How can we know that the decimal expansion of an irrational number will never repeat? How can we know that the decimal expansion of an irrational number will never repeat? For example what if the value of π after some quintillions of digits start repeating.
 A: If there appears a period in the decimal expansion of a number then You have after subtracting a rational term an expression of the form
$$\sum_{n=k}^{\infty}(d_1...d_r)10^{-rn}$$
where $d_j\in\{0,...,9\}$ are the digits in the period and $r$ its length. Clearly this expression is rational if and only if $\sum_{n=0}^{\infty}(d_1...d_r)10^{-rn}$ is rational and 
$$\sum_{n=0}^{\infty}(d_1...d_r)10^{-rn}=\sum_{n=0}^{\infty}\left(\frac{d_1...d_r}{10^r}\right)^n=\frac{1}{1-\frac{d_1...d_r}{10^r}}$$
is rational as a geometric series. Note $\frac{d_1...d_r}{10^r}<1$. Since there are (quite sophisticated) proofs that $\pi$ is irrational (even transcendental, i.e. no root of any polynomial with rational coefficients,) one concludes that its decimal expansion cannot lead to any period.
A: Here are proofs that $\pi$ is irrational.
Here are proofs that $\sqrt2$ is irrational.

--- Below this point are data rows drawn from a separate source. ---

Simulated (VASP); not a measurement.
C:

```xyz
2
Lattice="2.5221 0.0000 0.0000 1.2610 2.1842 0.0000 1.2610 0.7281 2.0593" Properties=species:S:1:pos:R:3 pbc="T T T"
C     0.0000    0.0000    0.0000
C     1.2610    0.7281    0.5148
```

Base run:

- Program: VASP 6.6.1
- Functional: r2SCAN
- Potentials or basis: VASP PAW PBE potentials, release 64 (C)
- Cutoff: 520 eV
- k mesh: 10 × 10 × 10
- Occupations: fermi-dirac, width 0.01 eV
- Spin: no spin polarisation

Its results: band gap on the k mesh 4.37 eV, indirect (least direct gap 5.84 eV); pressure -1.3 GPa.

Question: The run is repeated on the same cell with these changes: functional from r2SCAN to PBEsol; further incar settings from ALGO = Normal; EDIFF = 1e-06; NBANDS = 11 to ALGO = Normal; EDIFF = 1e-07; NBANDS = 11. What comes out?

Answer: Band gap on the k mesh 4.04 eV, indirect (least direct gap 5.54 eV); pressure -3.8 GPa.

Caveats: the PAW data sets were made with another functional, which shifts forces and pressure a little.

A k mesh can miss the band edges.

Basically, to show that $\sqrt2$ is irrational, you can assume that it has the form $\frac pq$ with $p$ and $q$ coprime; then you can write this as $2p^2=q^2$, infer that $q$ is even, write $q=2k$ and get $p^2=2k^2$, from which you can infer that $p$ is even, contradicting the assumption that $p$ and $q$ are coprime.
To see that a real number with a repeating decimal expansion is rational, note e.g. $0.\overline{abc}=\frac{abc}{999}$.